GREENSBORO — City Council members will hear today that downtown can support a new parking deck that could hold about 400 cars, cost from $6 million to $8 million and contain 15,000 to 20,000 square feet of retail space.
City transportation officials will brief the council at 3 p.m. on a recently completed parking deck study but will not recommend what the council should do. As many as five possible sites will be offered.
“We are showing the need for about one location right now,” Adam Fischer, city transportation director, said Monday. “We are looking all over downtown.”
Fischer would not identify the sites. He said that some, but not all, of the locations are city-owned.
“We are probably ... talking about one on the south side of town, but that is debatable,” Fischer said. “It all depends on development.”
In locating a new deck, Ed Wolverton, president and CEO of Downtown Greensboro Inc., said he hopes the council will consider the South Elm Street area and West Washington Street, near the Melvin Municipal Office Building, the courthouse and the new county jail.
Those areas are under development pressure.
On South Elm, work has started on a new, $5 million, five-story building that will eliminate some spaces in the city’s Elm-McGee street parking lot.
In addition, the opening of the International Civil Rights Center and Museum next year will increase pressure for more parking downtown.
The new jail will wipe out more than 100 spaces in an existing surface lot.
“I think there are a couple of critical locations right now,” Wolverton said. “I also think there are potential projects that, should they move forward, will need additional parking.”
Wolverton would not elaborate on what those projects might be.
Fischer said a new deck could be paid for using existing revenue sources. He said the city’s existing decks — off Church, Bellemeade, Greene and Davie streets — are generating about $700,000 a year.

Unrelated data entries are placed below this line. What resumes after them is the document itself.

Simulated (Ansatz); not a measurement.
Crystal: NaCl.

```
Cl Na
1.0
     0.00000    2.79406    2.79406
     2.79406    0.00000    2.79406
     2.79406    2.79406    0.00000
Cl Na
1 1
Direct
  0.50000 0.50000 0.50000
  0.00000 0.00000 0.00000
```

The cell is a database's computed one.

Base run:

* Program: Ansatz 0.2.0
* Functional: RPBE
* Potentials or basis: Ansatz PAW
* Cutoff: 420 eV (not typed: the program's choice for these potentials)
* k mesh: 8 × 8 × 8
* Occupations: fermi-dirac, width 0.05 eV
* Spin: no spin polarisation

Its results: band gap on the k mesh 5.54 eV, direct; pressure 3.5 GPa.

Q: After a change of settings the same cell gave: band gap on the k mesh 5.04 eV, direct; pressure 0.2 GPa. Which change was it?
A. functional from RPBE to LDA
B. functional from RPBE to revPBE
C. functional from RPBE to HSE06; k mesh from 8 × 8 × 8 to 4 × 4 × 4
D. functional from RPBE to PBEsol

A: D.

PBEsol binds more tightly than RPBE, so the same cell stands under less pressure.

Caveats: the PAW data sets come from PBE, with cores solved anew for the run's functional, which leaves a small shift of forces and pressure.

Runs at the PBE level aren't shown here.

Those decks, all of which have been paid for, provide more than 2,800 spaces. They range in size from 415 spaces in the one on Church to nearly 1,300 for the one on Bellemeade.
The briefing is expected to include architectural drawings.
“They don’t even look like decks,” Fischer said. “They would have nice architectural features and storefronts that would be leased.”
He said a new deck could take 18 months to two years to build, depending on the size and location.
The report today comes in response to a council request in August 2008 to study the feasibility of a new deck downtown.